Rick
from
Patagonia
Part one

Profile

Rick Ridgeway



Rick is the Vice President of Environmental Affairs at iconic outdoorwear label, Patagonia.



Sigrid: What do you love most about working with Patagonia?

Rick: What I love most is the sense of family and inclusion that is so foundational to the company’s culture. I’ve been involved with the company since it started in the early 70s. Yvon and I have been friends and mountaineering partners for over forty years—probably over forty five if I thought about it long enough (laughs)—and we would often surf together and go on climbs. Back then, before Patagonia was Patagonia, it was a small company making equipment for mountain climbers.

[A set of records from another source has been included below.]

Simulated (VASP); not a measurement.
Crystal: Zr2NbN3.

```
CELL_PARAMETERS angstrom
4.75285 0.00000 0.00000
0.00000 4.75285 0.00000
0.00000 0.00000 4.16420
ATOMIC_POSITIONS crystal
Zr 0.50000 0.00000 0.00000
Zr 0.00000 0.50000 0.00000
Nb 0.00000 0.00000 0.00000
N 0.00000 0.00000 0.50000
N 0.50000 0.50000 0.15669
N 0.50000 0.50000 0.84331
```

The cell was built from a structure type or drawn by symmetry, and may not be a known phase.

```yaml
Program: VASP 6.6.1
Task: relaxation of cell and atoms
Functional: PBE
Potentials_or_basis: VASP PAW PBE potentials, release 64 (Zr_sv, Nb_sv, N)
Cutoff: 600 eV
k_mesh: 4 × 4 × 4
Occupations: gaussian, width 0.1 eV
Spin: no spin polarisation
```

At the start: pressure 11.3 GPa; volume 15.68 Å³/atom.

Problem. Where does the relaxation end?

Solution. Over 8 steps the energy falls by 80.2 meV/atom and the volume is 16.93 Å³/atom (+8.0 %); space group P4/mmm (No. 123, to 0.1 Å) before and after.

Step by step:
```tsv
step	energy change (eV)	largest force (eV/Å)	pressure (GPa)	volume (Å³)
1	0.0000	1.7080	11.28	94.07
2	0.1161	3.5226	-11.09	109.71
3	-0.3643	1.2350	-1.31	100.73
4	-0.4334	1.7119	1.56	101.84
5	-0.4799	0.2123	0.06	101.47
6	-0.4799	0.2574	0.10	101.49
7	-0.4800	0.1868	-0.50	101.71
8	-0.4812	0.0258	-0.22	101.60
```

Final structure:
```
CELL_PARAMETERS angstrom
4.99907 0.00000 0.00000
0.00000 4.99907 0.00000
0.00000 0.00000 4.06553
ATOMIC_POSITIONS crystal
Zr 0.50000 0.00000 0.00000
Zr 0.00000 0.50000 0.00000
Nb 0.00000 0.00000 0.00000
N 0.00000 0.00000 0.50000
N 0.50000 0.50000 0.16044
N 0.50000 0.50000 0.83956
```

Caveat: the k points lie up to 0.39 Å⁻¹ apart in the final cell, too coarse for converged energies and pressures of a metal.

Right from the beginning I did freelance work for the company, mostly in marketing as a photographer and a writer. Then in the early 80s when I married my wife, Jennifer, she moved to Ventura to join me. She had been in the clothing business herself prior—she was one of the very first employees at Calvin Klein and worked very closely with Calvin to develop his brand. In the beginning it was just the two of them, and their business manager, making calls on all their key accounts to start the company. She would dress up in the high fashion line and walk into meetings with Calvin; she would present herself and he would talk about the clothes she had on and that’s how they started..

She moved to Ventura and took a job at Patagonia. When she interviewed with Patagonia’s CEO, Kris Tompkins, Kris said ‘Ok we need you in marketing’, and my wife replied ‘I don’t know anything about marketing.’ Funnily enough Kris assured her ‘Neither does anybody else here’ (laughs). We then had our first daughter shortly after that, and Jennifer would bring our daughter to work and put her in a bassinet under the desk. Our daughter was a wailer so she was constantly interrupting the workplace, and Jennifer didn’t have a private place to breastfeed our daughter, so Melinda—Yvon’s wife who co-owns the company with Yvon—got a trailer and parked it out the front of the office building and hired a babysitter. Pretty soon more babies arrived and the trailer filled up, and then Melinda moved it into another room that she renovated to be the daycare centre for the company.

Today, Patagonia is arguably the leading company in the United States for on-site daycare. My daughter now has a two and a half year old herself that I bring into daycare every day; who rides in with me. I sometimes have lunch with her and we play out in the field, in the playground, which is on our campus. When visitors have come to Patagonia, many have paused while on the tour and said, ‘Gosh this feels just like a family.’ And I reply, ‘Well, stop and be quiet for a minute; what do you hear?’ They comment on the sounds of the kids playing in the playground (laughs). It feels like a family because it is a family. Here we are, with the third generation of our family in Patagonia’s daycare.

And so.. That’s a very long answer to your question (laughs) as to what I find most valuable about the company—its sense of family.

Sigrid: A lovely answer.. It’s beautiful having the opportunity to work for a company that is shaped by such strong values. Other companies could surely learn from Patagonia in that sense.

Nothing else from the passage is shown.